The Thekla, 18th October 2022
Closer to watching performance art than a concert, Let’s Eat Grandma’s anarchic, feral approach to making music has them crawling on all fours, experimenting in real time in their pursuit to be watched.
It’s a surprise, when one is used to listening to them through one’s headphones, how unexpectedly frantic they are live. They flip between singing in their bedrooms and walking in graveyard-shift trances. It’s all chaos, but the best kind of it.
Perhaps their most moving song – and the sincerest performance to watch – is ‘Watching You Go’, which chronicles Hollingworth’s grief after the death of her boyfriend, Billy Clayton. It’s where the band’s beating heart pulsates past mere electric brainwave. They drape over themselves and each other. They sparkle under the lights like dayglow.

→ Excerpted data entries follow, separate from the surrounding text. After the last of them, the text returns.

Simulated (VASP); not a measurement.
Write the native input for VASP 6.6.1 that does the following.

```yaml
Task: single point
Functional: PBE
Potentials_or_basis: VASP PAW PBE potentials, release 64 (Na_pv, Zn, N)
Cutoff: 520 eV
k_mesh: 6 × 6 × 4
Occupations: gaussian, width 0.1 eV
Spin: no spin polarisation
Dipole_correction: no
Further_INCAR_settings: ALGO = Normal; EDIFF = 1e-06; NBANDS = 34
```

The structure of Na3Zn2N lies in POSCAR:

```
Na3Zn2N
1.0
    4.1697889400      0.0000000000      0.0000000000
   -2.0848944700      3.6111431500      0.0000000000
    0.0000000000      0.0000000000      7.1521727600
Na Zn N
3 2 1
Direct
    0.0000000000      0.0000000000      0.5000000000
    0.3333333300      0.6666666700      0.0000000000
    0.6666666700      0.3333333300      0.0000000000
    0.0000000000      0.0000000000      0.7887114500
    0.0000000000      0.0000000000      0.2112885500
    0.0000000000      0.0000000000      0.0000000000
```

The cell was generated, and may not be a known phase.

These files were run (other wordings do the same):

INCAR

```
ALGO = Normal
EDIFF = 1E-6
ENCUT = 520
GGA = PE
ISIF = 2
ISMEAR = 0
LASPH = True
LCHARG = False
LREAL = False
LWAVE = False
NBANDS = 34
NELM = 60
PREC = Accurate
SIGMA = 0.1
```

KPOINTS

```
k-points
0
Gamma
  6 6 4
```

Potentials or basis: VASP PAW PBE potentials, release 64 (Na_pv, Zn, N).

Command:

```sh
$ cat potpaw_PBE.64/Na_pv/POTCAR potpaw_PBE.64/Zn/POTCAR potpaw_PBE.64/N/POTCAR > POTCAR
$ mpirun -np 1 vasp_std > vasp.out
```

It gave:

Their moods are at once flimsy and tipsy, heavy and dark. One could be happy or inside Heartbreak Hotel, but Let’s Eat Grandma can – and do – provide the soundtrack. It may be erratic and eccentric, strange or shallow, but there’s a precision in their chaos that can set the world to rights.
Their penultimate song is ‘I Really Want to Stay at Your House’, which has just reached virtual acclaim after its use in the video game Cyberpunk 2077. People are surprised that it’s played, as it was created by Walton as a side project. The fact that even the song is shared with the band – and with their fans – shows how deeply friendship and collaboration are bitten into the core of their art.
Far from a typical gig, Let’s Eat Grandma provide a fresh lens to see the world through. Childlike, unpolished, and kinetic, it’s a kaleidoscopic document.
Their performance is highly visual, and totally illusory. Two ghosts singing in time with an irregular heartbeat. Two witches dancing on their day off.